Press-Republican

Opinion

January 16, 2014

Editorial: When, when not, to call 911

Everyone knows you aren’t supposed to call 911 when you don’t have a real emergency. But people might not be calling when they should.

First, let’s address the issue of calls that shouldn’t be made. Most of the time, it is inadvertent, Clinton County Emergency Services Director Eric Day tells us.

People will dial 911 by mistake, something that has increased due to cellphones. Anyone who owns one knows you can unintentionally dial numbers — sometimes by sitting on a phone tucked in your back pocket, hence the unflattering but pervasive term “butt dial.”

If people realize they have dialed 911, it is important that they stay on the line and tell dispatchers it was a mistake. You won’t get in trouble. Unfortunately, some people just hang up.

Day says they get about seven to 10 hangups a day. When that happens, dispatchers still have an obligation to make sure that it wasn’t, say, a case of someone trying to summon an ambulance and then falling to a heart attack or a person being attacked by a spouse right after dialing 911.

That means dialing the number back to verify that the caller is safe. If the person doesn’t answer after a number of tries, dispatchers have to send the police to check on the caller. Sometimes, they have to track down the owner through the phone company.
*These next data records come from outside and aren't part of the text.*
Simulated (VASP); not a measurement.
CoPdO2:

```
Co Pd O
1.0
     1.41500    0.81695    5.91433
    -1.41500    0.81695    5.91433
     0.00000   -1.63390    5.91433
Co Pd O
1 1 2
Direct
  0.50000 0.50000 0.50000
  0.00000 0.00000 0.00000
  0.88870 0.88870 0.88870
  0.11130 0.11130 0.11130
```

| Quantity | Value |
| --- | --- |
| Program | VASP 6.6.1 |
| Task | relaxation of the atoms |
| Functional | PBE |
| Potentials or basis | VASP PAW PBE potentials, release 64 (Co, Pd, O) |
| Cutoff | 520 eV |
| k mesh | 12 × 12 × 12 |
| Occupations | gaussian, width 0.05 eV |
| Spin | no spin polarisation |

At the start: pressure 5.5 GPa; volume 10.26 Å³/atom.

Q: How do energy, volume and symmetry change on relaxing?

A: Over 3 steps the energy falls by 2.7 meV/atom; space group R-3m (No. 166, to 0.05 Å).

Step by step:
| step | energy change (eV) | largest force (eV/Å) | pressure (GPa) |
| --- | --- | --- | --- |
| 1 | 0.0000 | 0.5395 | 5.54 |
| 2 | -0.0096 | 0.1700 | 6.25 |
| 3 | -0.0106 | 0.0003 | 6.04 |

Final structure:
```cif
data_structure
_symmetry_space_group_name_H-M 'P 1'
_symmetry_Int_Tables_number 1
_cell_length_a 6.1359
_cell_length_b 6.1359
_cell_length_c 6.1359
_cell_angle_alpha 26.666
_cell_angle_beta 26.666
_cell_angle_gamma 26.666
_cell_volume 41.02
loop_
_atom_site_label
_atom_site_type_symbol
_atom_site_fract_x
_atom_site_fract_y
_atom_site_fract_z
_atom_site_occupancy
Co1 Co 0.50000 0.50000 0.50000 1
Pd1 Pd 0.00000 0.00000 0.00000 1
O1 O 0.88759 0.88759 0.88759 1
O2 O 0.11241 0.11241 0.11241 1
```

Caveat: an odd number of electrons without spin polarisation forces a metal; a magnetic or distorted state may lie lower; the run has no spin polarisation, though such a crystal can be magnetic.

A lesser problem is people who call 911 intentionally but don’t have an emergency. Day says they have had calls from people asking for rides, wondering what time it is, wanting computer help and inquiring whether the ferry is running or the mall is open.

Sometimes the callers are inebriated, Day said. One drunk man called 911 to ask for a ride from a bar to his home nearby because his feet hurt.